The traditional eastern practice of yoga might not have obvious links with the dragon of the Welsh flag – but a Pembrokeshire teacher has united them.
Frances Taylor devised a 'dragon salutation' for the first Welsh festival of yoga in Monmouthshire.
Students acted out 'dragon behaviour' through yoga poses – eating coal, breathing fire, and defending Wales against an English ogre.
Ms Taylor, from Pembroke Dock, said she had been thrilled with the response.
A tutor at the Mandala Yoga Ashram in Llansadwrn, Carmarthenshire, Ms Taylor said she had aimed to combine traditional yoga techniques and exercises with Welsh storytelling.
"Many of the Welsh people I have taught have told me that although yoga is important to them, so is their own language and culture," said Ms Taylor, who is known in yoga circles as Black Feather Moon.
Talons
"I've always felt very close to dragons and the dragon mythology so I used a story in the Abergavenny festival about a dragon in a routine similar to the Salutation to the Sun (a traditional yoga sequence), which one of my pupils translated for me.
"I asked the class to imagine being asleep in a cave, then becoming aware of talons, nostrils and scales.

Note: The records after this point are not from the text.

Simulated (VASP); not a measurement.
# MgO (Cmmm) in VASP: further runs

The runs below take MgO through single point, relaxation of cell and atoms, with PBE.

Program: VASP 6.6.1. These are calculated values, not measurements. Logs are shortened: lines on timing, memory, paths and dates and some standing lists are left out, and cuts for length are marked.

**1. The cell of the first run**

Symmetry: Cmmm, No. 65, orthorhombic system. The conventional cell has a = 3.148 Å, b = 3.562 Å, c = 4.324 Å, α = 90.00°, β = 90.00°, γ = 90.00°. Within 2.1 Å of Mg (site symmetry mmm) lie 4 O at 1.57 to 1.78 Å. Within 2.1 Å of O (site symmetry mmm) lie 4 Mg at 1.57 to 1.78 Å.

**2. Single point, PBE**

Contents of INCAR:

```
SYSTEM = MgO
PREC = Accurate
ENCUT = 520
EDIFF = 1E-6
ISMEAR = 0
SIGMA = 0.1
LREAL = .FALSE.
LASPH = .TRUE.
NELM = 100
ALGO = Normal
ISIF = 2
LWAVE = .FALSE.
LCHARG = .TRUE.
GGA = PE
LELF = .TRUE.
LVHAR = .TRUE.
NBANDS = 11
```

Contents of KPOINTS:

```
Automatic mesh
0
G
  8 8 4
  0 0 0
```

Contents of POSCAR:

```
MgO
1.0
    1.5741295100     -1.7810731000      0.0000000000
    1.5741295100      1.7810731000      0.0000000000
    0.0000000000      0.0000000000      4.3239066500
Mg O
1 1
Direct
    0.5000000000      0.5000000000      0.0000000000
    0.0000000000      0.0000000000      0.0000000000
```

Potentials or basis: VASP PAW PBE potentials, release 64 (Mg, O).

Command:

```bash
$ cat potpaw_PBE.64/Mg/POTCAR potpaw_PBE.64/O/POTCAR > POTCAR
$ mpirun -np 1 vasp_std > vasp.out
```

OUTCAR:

"Warming up we got our wings stretched and flapping, then we went on a flight.
"I was over the moon with the reaction. One woman who has been doing yoga for 30 years and has recently returned to Wales said she felt reconnected with her Welshness.
"I've been a tutor for 20 years and am entrenched in eastern culture – Hindu and Buddhist thought – but it's not my culture."
She said she was now thinking about developing more Welsh folklore, like Arthurian legends, into yoga sequences.